What type of gamer are you? Let our personality test decide

You own the soundtracks to about 70% of the games you own

More than likely all of your favorite songs are either in a dead language, a made-up one, a foreign language, or theyre instrumental. You can be driving in the car and get swept away in nostalgia of that original Chrono theme, or be moved to tears when Dearly Beloved strikes its first few notes. You probably also know what Dearly Beloved is.

Youre really good at maths, though you might not realise it

350 base spell damage, multiplied x1.5 for weakness bonus, tack on another 150 damage for that potion you just chugged, divide that all by 30% to account for the enemys armor reductions, and you have a single turn of a casual battle. All of it flows into this magical guesstimate in your mind, and more often than not youre pretty darn accurate.

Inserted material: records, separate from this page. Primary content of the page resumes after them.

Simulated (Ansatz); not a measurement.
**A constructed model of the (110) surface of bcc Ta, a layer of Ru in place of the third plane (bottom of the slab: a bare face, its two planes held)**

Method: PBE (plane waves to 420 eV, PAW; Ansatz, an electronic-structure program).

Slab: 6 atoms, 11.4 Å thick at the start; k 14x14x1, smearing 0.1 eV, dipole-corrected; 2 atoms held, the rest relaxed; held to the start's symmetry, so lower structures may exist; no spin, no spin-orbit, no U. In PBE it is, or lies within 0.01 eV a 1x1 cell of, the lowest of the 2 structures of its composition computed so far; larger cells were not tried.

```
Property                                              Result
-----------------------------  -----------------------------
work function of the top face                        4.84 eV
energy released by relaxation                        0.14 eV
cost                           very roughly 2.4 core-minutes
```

Youre reconciled with the fact that luck plays a large part in life

And its usually of the negative kind. You go into a battle understanding that the enemys Blastoise will never hurt itself in confusion. You just assume that you randomly chose the wrong branch in a dungeon. You might not even blink the fact that the final form of the final boss has a randomly cast AoE instakill spell. Regardless of the instance, you almost always have a strange and sad gamer-prayer or button sequence that might work over 50% of the time and, when it doesnt, you qualify it with a shoddy excuse. Its ok, weve all been there. It couldn't be helped.

5 hours sleep constitutes "sleeping in"

When there are no chapters in a game, that just means theres no reason to stop. Plot advancement after plot advancement and suddenly its four in the morning and you really need to pee and eat and do the other things that humans are supposed to do. But thats alright, because its a weekend/you can skip that first class/you totally have enough sick days. For you nothing beats waking up on a bright and clear morning, grabbing some cereal and mountain dew, and sitting down to immerse yourself back in the world you left not five hours ago.

Youre an RPG Gamer

Youre in it for the long haul. You buy a game and understand that it will, just like a good book, take a few weeks (or days, dependent on sleep) to finish. Youre the type of gamer who cant say youve played a game unless youve finished it, and even then you feel like youre doing a disservice to the game unless you go online and watch all the alternate endings. You dont truly understand the appeal of CoD or Saints Row, and wish people would respect the time commitment of a good game.

Not you either? Okay, let's press on.

On first glance, no-one can comprehend what youre playing

That garish mass of pixels and cacophonous tornado of crunchy beeps and static might lead outsiders to believe that youre in a state of denial about the resolutely crashed nature of your console or PC. But to you, that intricate, abstract visual composition and complex symphony of aural expression is inherent to the carefully constructed matrix of a deeper gaming experience. Some people think that a David Lynch film is just a load of weird images edited together, but you understand that true, pure communication must transcend traditional audio-visual means and speak on an instinctive level that normal narrative devices are just too clumsy to attain.

You stop for quiet reflection at least once every gaming session

Where most gamers rattle through their games, hungry for ever more of the experience that feeds their fun-receptors, you know that in order to really appreciate a game, something more than the token pee and food breaks of the normal player are required. You know that once every hour or so you must sit back, ideally closing your eyes or at the very least staring into middle distance, and meditate upon the full significance of what you have experienced. Just let the music wash over you and process the greater levels of meaning and emotional communication exuding from your game. Candlelight and joss sticks optional.

You see metaphors in EVERYTHING

Nothing is just a thing. Everything has deeper meaning. Some might see that discarded crisp packet as so much urban detritus, but you know that that particular crisp packet, discarded on that particular day and illuminated by that particular sunlight, fluttering lightly in the breeze next to that particular dog turd, makes a profound human statement about the emotional interplay between childhood innocence and a fuller, more adult understanding of the world.

60% of your games look like theyre from 1991

High polygon counts and super-resolution textures are simply the whorish make-up hiding the vacant expression on the face of a game with nothing to say. Many of your games might, at their most advanced, look like theyre running on a modified SNES with an extra RAM unit taped on, but to dismiss them as basic would be churlish and uncultured in the extreme. By not filling every centimetre of the screen with gleaming particle effects and over-polished motion-blur, theyre just leaving more space for significance. Its not the chunkiness of the pixels that people should be paying attention to. Its the empty squares between the pixels.